Nuclear power companies and trade unions hope GBN will finally deliver a new reactor fleet as Britain’s five existing nuclear plants, which met 15.5 per cent of the country’s electricity needs last year, are ageing rapidly. Four out of five of the current plants are due to be retired by 2028.

Bar chart of how Britain’s electricity was generated in 2022 showing nuclear made up 15.5% of the overall mix

But GBN’s launch has been held up by a dispute over funding between the Treasury and the Department for Business, Energy and Industrial Strategy.

“We do not have time to spare,” warns the letter, organised by Prospect, a trade union that represents engineers, scientists and other specialists in both the public and private sectors.

The letter was signed by MPs including Charlotte Nichols, Labour MP for Warrington North; Mark Menzies, Conservative MP for Fylde; and Simon Fell, Conservative MP for Barrow and Furness.

“All but one of the UK’s existing nuclear reactors are due to retire by the end of the decade and this capacity needs to be replaced. Meanwhile, the global race for investment in next generation nuclear technologies is accelerating, spurred on by the Inflation Reduction Act in the US,” the letter reads.

“Britain must not sleepwalk into the familiar pattern of delays and broken promises that have held back our nuclear ambitions in the past,” it adds.

The letter’s signatories, which also include the Northern Powerhouse Partnership of civic and business leaders in the north of England, warned that GBN needed to be “fully funded” to deliver the country’s latest ambitions.
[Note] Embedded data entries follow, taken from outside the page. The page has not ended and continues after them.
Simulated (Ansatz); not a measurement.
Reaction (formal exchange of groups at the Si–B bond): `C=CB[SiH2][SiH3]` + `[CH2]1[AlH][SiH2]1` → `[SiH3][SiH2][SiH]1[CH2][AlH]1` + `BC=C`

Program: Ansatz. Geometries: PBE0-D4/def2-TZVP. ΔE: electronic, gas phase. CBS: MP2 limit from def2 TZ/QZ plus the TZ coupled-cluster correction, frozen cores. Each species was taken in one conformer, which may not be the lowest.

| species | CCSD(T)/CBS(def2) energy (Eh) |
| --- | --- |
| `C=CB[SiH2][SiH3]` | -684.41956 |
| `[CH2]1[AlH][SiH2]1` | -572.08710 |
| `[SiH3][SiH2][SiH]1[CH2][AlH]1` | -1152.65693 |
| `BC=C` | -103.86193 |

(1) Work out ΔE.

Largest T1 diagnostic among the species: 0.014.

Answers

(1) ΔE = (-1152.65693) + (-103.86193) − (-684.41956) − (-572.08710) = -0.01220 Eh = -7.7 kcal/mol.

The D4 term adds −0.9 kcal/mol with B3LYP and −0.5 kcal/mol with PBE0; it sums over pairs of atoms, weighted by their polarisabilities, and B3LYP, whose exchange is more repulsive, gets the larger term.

Previous attempts to build large new reactor fleets have failed because successive governments have relied on private companies to deliver projects. Given the complexities of the technology, experts say that government funding is required in the early stages.

The government said: “Great British Nuclear will be tasked with helping projects through every stage of the development process and developing a resilient pipeline of new-build projects.

“It’s being developed in close collaboration with industry, ensuring that it has the capability and capacity to deliver the government’s ambition.”